Title: Proper Use of Fluorescent Tagged Polymers - Do's and Don'ts
The objective of this paper is to provide guidance for the proper use of fluorescent tagged polymers in cooling water applications.
- Introduction/Overview of Tagged Polymers and Fluoresence
- Review of Extensive Pilot Testing of Tagged Polymers and PTSA
- Suggested Do's and Don'ts for Using Tagged Polymer Technologies (limitations of use)
Michael Standish will present all topics.
Monitoring of chemical feed accuracy and product efficacy has been needed since the inception of industrial water treatment. Over the course of history, many techniques have been employed. For chemical feed rate testing, color (how orange is my chromate treated water), added metal concentration (how much lithium or molybdenum am I measuring), and more recently fluorescent dye concentration (how much PTSA am I measuring) have all been employed successfully. In the case of product efficacy evaluation, performance-based monitoring has been the primary tool to distinguish between success and failure. Performance based testing can range from measurement of physical parameters such as approach temperature, temperature deltas, flow rates, pressure differentials and even visual inspection to chemical parameters such as delta phosphate, mass balance calculations, turbidity measurements and many other factors. It has long been the desire of the industry to be able to accurately measure actual individual chemical levels in circulating waters as a proxy for real time assessment of performance for mineral scale and corrosion control. Such measurement of scale and corrosion inhibitors can be achieved with existing techniques but with varying success. For instance, phosphate and polyphosphate mild steel inhibitors can be readily and accurately measured with simple colorimetric methods. On the other hand, measurement of phosphonates or polymers require cumbersome techniques that yield limited accuracy. One method that can overcome these limitations is the use of fluorescent tags which are covalently bound to the scale or corrosion inhibitor molecule. This allows measurement of the molecule in situ based upon the fluorescent characteristics of the tag. Polymers copolymerized with fluorescent monomers have been in use in the water treatment industry for over 20 years. However, these polymers have not been available to the broad market until recently. The aim of this paper is to provide an overview of tagged polymers and fluorescence technology, review extensive pilot cooling testing to demonstrate limits of functionality, and provide practical use guidance for where the technology should be and should not be relied upon.
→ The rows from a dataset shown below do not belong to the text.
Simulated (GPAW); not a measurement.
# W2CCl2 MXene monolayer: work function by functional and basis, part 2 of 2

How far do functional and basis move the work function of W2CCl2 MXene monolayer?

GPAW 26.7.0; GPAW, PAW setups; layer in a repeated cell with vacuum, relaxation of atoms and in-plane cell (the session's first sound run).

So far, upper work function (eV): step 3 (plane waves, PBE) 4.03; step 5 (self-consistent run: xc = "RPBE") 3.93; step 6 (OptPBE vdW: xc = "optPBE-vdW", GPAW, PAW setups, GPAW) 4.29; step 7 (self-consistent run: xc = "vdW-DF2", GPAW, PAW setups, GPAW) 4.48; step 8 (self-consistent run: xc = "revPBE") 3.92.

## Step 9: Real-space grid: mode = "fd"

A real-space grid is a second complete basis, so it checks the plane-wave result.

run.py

Michael Standish is founder of Radical Polymers, LLC, a business designed to specifically develop and provide technologies to the independent water treatment community. Mike has over 35 years’ experience in water treatment additive design, development and evaluation. Prior to forming Radical Polymers, Mike served as Senior Business Manager for International Specialty Products and Global Business Manager for National Starch's Alco Chemical business. Mike has served on the Board of Directors of AWT and holds a BS in Chemistry and Masters in Business Administration from the University of Tennessee at Chattanooga.